To further analyze example (3), consider a database which contains
information about students, teachers, subjects and also indicates which
students have which teachers for which subjects.  Depending on the
problem to be solved, an application program may have a strong
requirement for one of the following organizations:
(1) entries of the form (student,teacher,subject) with no concern about
    redundancy.  In this organization an object of any of the three
    types may occur many times.
(2) entries of the form
             (student,       (teacher,subject),
                             (teacher,subject),
                             .
                             .
                             .
                             (teacher,subject))
(3) entries of the form
             (teacher,       subject,(student...student),
                             subject,(student...student),
                             subject,(student.. .student))
and other organizations are certainly possible.

One approach to this problem is to choose an organization for stored
data, and then have application programs write requests which organize



Winter, Hill & Greiff                                          [Page 13]

RFC 610           Further Datalanguage Design Concepts     December 1973


output in the form they want.  The application programmer applies his
ingenuity in stating the request so that the process of reorganization
is combined with the process of retrieval, and the result is relatively
efficient.  There are important, practical situations in which this
approach is adequate; in fact there are situations in which it is
desirable. In particular, if efficiency or cost is an overriding
consideration, it may be necessary for every application programmer to
be aware of all the data access and organization factors.  This may be
the case for a massive file, in which each retrieval must be tuned to
the access strategy and organization; any other mode of operation would
result in unacceptable costs or response times.

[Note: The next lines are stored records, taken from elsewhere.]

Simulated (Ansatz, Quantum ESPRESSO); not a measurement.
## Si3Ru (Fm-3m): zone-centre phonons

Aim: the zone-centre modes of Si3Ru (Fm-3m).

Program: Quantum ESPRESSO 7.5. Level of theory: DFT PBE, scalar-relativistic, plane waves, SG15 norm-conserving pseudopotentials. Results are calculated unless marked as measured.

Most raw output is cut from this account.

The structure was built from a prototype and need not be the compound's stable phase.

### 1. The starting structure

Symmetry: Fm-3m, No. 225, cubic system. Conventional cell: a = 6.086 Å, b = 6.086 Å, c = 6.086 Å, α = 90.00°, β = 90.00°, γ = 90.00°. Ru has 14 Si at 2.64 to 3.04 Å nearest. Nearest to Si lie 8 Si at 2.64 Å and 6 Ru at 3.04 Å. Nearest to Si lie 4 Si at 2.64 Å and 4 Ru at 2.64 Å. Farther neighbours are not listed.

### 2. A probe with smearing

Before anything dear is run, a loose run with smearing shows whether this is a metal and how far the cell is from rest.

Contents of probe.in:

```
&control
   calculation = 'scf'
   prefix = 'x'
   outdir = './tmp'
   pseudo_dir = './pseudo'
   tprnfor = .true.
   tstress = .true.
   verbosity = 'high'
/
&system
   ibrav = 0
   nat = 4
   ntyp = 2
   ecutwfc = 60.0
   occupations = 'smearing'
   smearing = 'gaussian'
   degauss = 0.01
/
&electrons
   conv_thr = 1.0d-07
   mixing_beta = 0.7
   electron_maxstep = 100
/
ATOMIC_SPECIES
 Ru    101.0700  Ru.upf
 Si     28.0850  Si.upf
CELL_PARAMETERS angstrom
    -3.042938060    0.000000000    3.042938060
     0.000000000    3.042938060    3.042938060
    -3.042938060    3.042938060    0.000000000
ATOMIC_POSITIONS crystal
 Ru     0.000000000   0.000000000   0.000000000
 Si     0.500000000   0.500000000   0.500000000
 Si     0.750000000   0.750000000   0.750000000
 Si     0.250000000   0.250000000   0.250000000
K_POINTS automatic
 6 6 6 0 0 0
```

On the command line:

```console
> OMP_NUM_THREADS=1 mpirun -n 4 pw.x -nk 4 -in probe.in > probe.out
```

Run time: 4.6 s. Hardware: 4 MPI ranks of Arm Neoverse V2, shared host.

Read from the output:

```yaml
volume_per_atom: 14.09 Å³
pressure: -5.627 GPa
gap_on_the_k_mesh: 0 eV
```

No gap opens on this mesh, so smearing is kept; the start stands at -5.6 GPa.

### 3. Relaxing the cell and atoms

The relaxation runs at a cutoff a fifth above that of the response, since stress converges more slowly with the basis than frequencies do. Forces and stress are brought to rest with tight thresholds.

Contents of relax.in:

However, dependence between application programs and data organization
or access strategy is not a good policy in general. In a widely-shared
database, it can mean enormous cost in the event of database
reorganization, changes to access software, or even changes in the
storage medium.  Such a change may require reprogramming in hundreds of
application programs distributed throughout the network.

As a result, we see a need for a language which supports a spectrum of
operating modes, including: (1) application program is completely
independent of storage structure, access technique, and reorganization
strategy, (2) application program parametrically controls these, (3)
application program entirely controls them. For a widely-shared
database, mode (1) would be the preferred policy, except when (a) the
application programmer could do a better job than the system in making
decisions, and (b) the need for this increment of efficiency outweighed
the benefits of program-data independence.

In evaluating this question for a particular application, it is
important to realize the role of global efficiency analysis.  When there
are many users of a database, in some sense the best mode of operation
is that which minimizes the total cost of processing all requests and
the total cost of storing the data.  When applications come and go, as
real-world needs change, then the advantages of centralized control are
more likely to outweigh the advantages of optimization for a particular
application program.

The third major sub-problem arises in connection with item level
representations.  Because of the environment in which it executes, each
application program has a preferred set of formatting concepts, length
indicators, padding and alignment conventions, word sizes, character
representations, and so on.  Once again it is better policy for the
application program to be concerned only with the representations it
wants and not with the stored data representation.  However, there will
be cases in which efficiency for a given request overrides all other
factors.




Winter, Hill & Greiff                                          [Page 14]

RFC 610           Further Datalanguage Design Concepts     December 1973


At this level of representation, there is at least one additional
consideration: potential loss of information when conversion takes
place.  Whoever initiates a type conversion (and this will sometimes be
the datacomputer and sometimes the application program) must also be
responsible for seeing that the intent of the request is preserved.
Since the datacomputer must always be responsible for the consistency
and the meaning of a shared database, there are some conflicts to be
resolved here.

To summarize, it seems that the result of wide sharing of databases is
that a larger system must be considered in choosing a data management
policy for a particular database.  This larger system, in the case of
the datacomputer, consists of a network of geographically distributed
applications programs, a centralized database, and a centralized data
management system.  The requirement for datalanguage is to provide
flexibility in the management of this larger system.  In particular, it
must be possible to control when and where conversions, data re-
organizations, and access strategies are made.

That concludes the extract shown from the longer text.